Sunday, November 3, 2013
Drawing a Bead on Besler
School Board candidate/roofer under fire for myopic budget view
Submitted by Jennifer Woodroff, Chilliwack
was very interested to read the thoughts of our candidates for the upcoming School Trustee by-election. This seems a diverse and reasonably well-informed group.
I have to admit to being just a little taken aback by Mr. Besler's comments, as they were centred entirely on the budget. While budgeting is an important consideration, it must be pointed out that we are talking about something inestimably valuable in this instance: the education of children. In fact, Mr. Besler is the only candidate who focused entirely on the budget, with absolutely no mention of class sizes, completion rates, literacy, etc. Surely those matters concern him? Isn't that why he's running for the position of Trustee?
It's a little bothersome that Mr. Besler doesn't seem to grasp the connection between School District budgets and the provincial government he so aggressively supported in the May election (together with his Campaign Manager and most of those endorsing his “non-partisan” campaign). If Mr. Besler's primary concern is that the School District balance the budget, then why is he not at all concerned about the fact that the provincial government has repeatedly downloaded costs to the Districts and then, turned around and punished them for not meeting their budgets?
Last year, they even had the bald-faced cheek to fire every elected Trustee in Cowichan, replacing them with one Trustee (appointed by the Education Minister). Since that time, six elementary schools in Cowichan have closed and middle schools are now being eyed.
What is genuinely odd, though, is that the provincial government doesn't hold itself to the same standards. In fact, since 2009, the provincial government has quite blithely amended Balanced Budget legislation to accommodate its own excesses. At the same time, drilling credits owed to resource companies remain unrecorded (contrary to standard accounting practices), hiding massive debt, not unlike the case of the Hydro deferral accounts. It's possible to move numbers about in creative ways, but it's not possible to run from the inevitability of what has been wrought in our name and for which institutions like education and health are now being summarily fingered as responsible for.

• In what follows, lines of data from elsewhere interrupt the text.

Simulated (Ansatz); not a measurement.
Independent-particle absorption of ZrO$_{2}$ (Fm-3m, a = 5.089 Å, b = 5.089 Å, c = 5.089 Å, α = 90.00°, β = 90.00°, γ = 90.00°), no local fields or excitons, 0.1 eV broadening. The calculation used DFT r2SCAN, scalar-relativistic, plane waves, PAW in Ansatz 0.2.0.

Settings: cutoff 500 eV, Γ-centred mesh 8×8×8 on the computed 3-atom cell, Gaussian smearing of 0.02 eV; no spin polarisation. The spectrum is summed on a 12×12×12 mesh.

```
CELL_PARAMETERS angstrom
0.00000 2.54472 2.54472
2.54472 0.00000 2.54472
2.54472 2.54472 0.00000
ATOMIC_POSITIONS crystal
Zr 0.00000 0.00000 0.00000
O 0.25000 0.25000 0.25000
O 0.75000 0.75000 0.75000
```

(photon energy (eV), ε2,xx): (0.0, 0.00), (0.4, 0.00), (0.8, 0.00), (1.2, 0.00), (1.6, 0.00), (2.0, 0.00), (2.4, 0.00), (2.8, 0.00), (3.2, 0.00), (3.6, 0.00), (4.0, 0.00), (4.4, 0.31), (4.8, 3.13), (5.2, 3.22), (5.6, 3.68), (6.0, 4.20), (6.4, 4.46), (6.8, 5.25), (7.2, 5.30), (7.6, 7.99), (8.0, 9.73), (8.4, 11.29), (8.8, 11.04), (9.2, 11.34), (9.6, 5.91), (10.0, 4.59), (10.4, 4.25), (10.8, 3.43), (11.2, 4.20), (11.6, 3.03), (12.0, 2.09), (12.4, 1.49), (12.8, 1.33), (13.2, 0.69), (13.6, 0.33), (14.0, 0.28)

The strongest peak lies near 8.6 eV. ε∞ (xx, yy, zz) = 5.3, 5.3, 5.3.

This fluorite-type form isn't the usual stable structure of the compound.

When a government, in order to reward political donors, chokes off revenues by cutting taxes and deferring fees to those same donors, it has abandoned key public edifices and left them to starve. Perhaps that is the layer of “budgeting” Mr. Besler should properly direct his attention to.
While speaking in the familiarly vague generalities of “budgets” and “service delivery” (which have the widespread affect of dazzling those who aren't paying attention), Mr. Besler fails to mention the millions of dollars being extracted from School Districts in carbon offsets, payable to the Pacific Carbon Trust. If he is going to talk about budgets, efficiencies and effectiveness, perhaps the PCT should be his first target.
While I'm well aware of the rather paltry fund created by the provincial government to mitigate its looting of public education for the sake of the PCT, I am not at all moved. The fund is not evenly or even coherently applied. The Pacific Carbon Trust, now with a $30 million surplus, could very easily be called upon to release those funds to schools in need of retrofits. So why doesn't that happen? Are the “needs” of Encana and company more pressing than those of our students?
Maybe if Mr. Besler wants to make things better for students in School District 33, he should do what many of us are already doing: demand that this government create conditions in which students have a chance to succeed by providing adequate funds for School District budgets to start with.